Several changes have been introduced into the Chilean tax system with the enactment of Law No. 21.713 in late 2024. Among the new provisions under the latest reform, which primarily focused on tax compliance, the novel concept of “tax sustainability” was included.
The origins of ‘tax sustainability’
The relationship between ESG and tax, once thought circumstantial, has become more important in the past few years. Several factors have contributed to this shift; among which, the reputational aspect of the tax function and increasing visibility due to social media have been crucial. In this new approach to taxes, the taxation of a large company has gone from a secretive and complex matter to a more public and exposed one – but equally complex – subject to constant scrutiny.
The trend identified above has had an impact worldwide. One of the demonstrations of its influence can be evidenced by observing that several of the standards for non-financial reporting relating to ESG have started to include – some more boldly than others – a reference to taxes. These non-financial reporting standards have featured aspects such as the total tax contribution of multinationals, the publication of tax strategies, and the role of corporate governing bodies in overseeing tax decisions. In this sense, for example, Global Reporting Initiative standard 207 has, since 2020, included key reporting aspects relating to tax.

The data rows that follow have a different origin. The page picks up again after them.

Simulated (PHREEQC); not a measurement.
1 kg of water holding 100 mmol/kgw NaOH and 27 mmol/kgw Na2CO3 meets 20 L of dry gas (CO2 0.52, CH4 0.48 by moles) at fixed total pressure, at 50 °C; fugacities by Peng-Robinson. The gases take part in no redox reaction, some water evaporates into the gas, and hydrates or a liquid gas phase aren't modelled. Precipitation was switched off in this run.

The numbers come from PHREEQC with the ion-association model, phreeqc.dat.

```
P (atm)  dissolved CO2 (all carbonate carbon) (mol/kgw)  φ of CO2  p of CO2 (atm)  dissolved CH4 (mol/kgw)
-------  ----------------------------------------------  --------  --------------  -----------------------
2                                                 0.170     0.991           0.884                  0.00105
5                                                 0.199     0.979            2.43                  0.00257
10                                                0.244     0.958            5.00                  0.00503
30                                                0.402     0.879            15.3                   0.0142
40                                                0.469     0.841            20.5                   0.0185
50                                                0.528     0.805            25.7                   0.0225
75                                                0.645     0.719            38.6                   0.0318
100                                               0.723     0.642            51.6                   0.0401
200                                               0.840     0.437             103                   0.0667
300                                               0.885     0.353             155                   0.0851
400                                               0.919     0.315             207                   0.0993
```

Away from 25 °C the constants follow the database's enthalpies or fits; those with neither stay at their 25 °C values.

Chile has been observing these developments closely, and, accordingly, a new concept of tax sustainability was included in the tax bill that became Law 21.713, enacted in November 2024.
Even before the legal modification was approved by Congress, the Chilean Internal Revenue Service (IRS) had shown interest in understanding where large companies stood in terms of the relationship between ESG and tax. Indeed, in May 2024, the tax authorities invited several large companies to voluntarily complete a “questionnaire on social tax responsibility”. It can be said that the companies were hesitant to respond, as it was extensive and provided no prior notice, and few groups replied. It was not surprising that the IRS decided to make some of the questions mandatory, by including them in a compulsory sworn statement (Form 1913).
In these questionnaires, the IRS enquired as to:
The non-financial reporting standards that companies were adopting in relation to tax;
The corporate governance regarding taxation;
The existence of a tax control framework; and
Whether the total tax contribution of the company had been determined, and, if so, if it was published.
Finally, as published in October 2024, the new concept of tax sustainability was included as a new definition within the Chilean Tax Code.
The new provision
The provision comprises three core concepts:
The definition itself;
The possibility for taxpayers to secure a certification issued by an authorised independent certification entity; and
The possibility to sign a cooperation agreement with the IRS to promote tax sustainability.
The provision also states that there will be a public registry of companies that comply with the concept of tax sustainability.
With regard to the definition, the legal provision only focuses on mutual cooperation between the IRS and the taxpayer, moving towards transparency. It leaves ample room for interpretation as to what this means.
One of the key aspects that seems to be missing, or is not sufficiently clear, is effective incentives that would drive enterprises to move forward with respect to tax sustainability.
The path towards tax sustainability in Chile
Although the IRS has already issued a very general circular letter addressing its overall view of what is included within the tax sustainability legal concept, the most relevant pieces of administrative interpretation are still being drafted. The IRS is expected to issue two resolutions regarding cooperation agreements and the tax sustainability certification to be made by independent third parties.
The IRS has called upon private sector experts and representatives of large enterprises to gather input as to how it should address tax sustainability, and what actions to promote the concept should be included within the certification process. It is expected that the IRS will impose a requirement for taxpayers to disclose their tax governance bodies and their tax strategies, and that they will need to have a tax control framework.
These regulations will be issued in the next couple of months, and Chilean companies – at least, large enterprises – need to (i) address the question as to whether to implement tax sustainability actions and (ii) be prepared, getting certified or signing a collaboration agreement with the IRS. It is likely that most publicly exposed companies that are used to ESG reporting will take these questions to their boards to make an informed decision.
In any case, a relevant initial approach would be to perform a gap analysis and determine the company’s current standing regarding tax within its ESG reporting, and review its total tax contribution, while an eye should also be kept on IRS developments on this matter.